Lets take an example of three compilation units, A, B, and C, and look how C/C++ and Rust build systems manage those.
Suppose both B and C depend on A such that in C/C++ they are files a.c, b.c and c.c, including A’s header, and in Rust, they are crates a, b and c, where b and c do extern crate a;
, also specifying a in their Cargo.toml
.
Now what happens when you compile the three compilation units on a 4 core machine?
In the C/C++ world, make
launches 3 subprocesses simultaneously, and the compilation ends as fast as the slowest crates needs for compilation.
In the Rust world, cargo
launches one rust instance to compile a
, waiting for it to finish before it starts compilation of b
and c
simultaneously.
This means that Rust is having worse parallelism here.

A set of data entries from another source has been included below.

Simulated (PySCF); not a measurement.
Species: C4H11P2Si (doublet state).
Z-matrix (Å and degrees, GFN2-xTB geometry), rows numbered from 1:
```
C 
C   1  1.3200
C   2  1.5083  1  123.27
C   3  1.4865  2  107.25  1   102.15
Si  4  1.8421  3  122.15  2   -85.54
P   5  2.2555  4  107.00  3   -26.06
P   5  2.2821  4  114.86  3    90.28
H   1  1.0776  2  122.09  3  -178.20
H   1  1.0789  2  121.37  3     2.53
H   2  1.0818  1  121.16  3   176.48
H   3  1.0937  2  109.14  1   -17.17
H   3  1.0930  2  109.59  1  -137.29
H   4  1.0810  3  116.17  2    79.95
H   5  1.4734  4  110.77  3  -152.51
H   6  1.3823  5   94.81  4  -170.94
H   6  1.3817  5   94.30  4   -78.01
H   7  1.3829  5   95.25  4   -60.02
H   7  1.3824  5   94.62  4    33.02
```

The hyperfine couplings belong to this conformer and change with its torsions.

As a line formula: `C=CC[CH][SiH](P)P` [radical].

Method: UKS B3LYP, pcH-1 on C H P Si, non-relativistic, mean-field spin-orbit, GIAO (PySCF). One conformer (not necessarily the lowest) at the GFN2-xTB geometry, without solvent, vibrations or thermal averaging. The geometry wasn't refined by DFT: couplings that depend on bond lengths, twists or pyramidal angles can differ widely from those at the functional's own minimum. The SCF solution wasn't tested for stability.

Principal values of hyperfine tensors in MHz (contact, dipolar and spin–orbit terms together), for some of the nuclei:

In the C/C++ world, you don’t need anything else than the headers to depend on some compilation unit. Isn’t something similar true for Rust as well? In Rust too you should only need the type/struct/enum/trait definitions, the (pub) function declarations, stuff like reexports, the macro source code, and the constant definitions of its dependencies to compile a crate, no? All this stuff should already be available before LLVM codegen, maybe even before MIR is available, no?
For the scope of this thread, I’d like to call this info “header info”, just like the headers in C/C++.
If this is the case, I’d like to propose:
- A mode for rustc where it dumps the “header info” for a crate in a binary format
- Augmenting rustc to read that “header info” of its dependencies and use it for compilation
- Changing cargo to split up the compilation of each crate into those two steps. This will lead to much greater parallelism in the dependency graph, as only the (comparatively lightweight) “header info” steps are dependent on each other, the later steps only depend on their respective “header info” steps to be done.
Advantages
- The builds now execute in parallel to a higher degree. This should lead to faster builds from scratch of multi crate systems
Drawbacks
- for smaller crates, this might actually be harmful as there is some overhead in starting new processes, generating the “header info”, and parsing the source code multiple times. Of course, this can be somewhat alleviated by storing some intermediate results on disk that can be reused in the second step…
- new feature = more complexity, etc etc
- This is somewhat less useful once cargo build caches are available, but this feature is still useful e.g. when you have no internet, lots of private code, non-mainstream platforms, or are working on the compiler (note how everything waits for the
rustc
crate to be compiled).
Unresolved questions
- Will this approach actually work? Maybe some info about dependencies is required that is only available after LLVM codegen has happened?
- Maybe some earlier representations can be used instead? The more of the compilation that can be put into the second stage, the more will be parallelize-able.